The integral systems of Avast, a billion-dollar company, were not themselves hacked – rather, some miscreants broke into the firm’s online forum over the weekend, according to a blog post on Monday from CEO Vince Steckler. Nonetheless, the names, email addresses and encrypted passwords of up to 400,000 users (0.2 percent of Avast’s total user base) were siphoned off.

The passwords were hashed, but Steckler warned that “it could be possible for a sophisticated thief to derive many of the passwords” anyway. Echoing last week’s eBay debacle, Steckler advised users of the forum to change their passwords on other sites, if they use them across multiple services.

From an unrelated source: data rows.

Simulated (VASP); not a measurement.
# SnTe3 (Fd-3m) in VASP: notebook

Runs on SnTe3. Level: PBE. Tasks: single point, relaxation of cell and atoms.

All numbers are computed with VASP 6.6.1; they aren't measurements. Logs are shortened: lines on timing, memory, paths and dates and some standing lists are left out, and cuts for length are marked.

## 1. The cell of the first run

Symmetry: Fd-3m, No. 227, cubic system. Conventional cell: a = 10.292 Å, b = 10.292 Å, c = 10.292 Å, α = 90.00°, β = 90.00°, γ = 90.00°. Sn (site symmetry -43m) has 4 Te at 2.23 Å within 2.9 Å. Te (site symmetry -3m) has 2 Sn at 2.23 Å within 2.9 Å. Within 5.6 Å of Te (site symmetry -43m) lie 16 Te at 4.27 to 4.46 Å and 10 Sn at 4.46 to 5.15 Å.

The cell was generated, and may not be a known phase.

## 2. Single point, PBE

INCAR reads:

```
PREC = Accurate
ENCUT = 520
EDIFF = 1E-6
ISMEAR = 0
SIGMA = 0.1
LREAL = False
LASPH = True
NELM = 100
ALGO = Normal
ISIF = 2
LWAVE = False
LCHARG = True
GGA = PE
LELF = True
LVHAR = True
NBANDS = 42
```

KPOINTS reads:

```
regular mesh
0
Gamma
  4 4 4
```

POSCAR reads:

As Steckler noted, Avast’s forum was running on third-party software — Simple Machines Forum (SMF), to be precise — that it will now be abandoning. Some observers have theorized that the company may not have kept the forum software up-to-date, but Avast told me by email that this was not necessarily the cause:

“The forum was running SMF version 2.0.6. The latest version is SMF 2.0.7 but according to the SMF change log (and the announcements on the SMF web site) there were no security-related updates included in this version. It is not clear whether the attack was conducted via a 0-day vulnerability or a hole that was silently fixed in v2.0.7 but never announced.”

Alternatively, it could be that a site admin got suckered by a dodgy email. Either way, it’s a mortifying episode for a security vendor, and a good reminder for the rest of us that very little out there is truly secure.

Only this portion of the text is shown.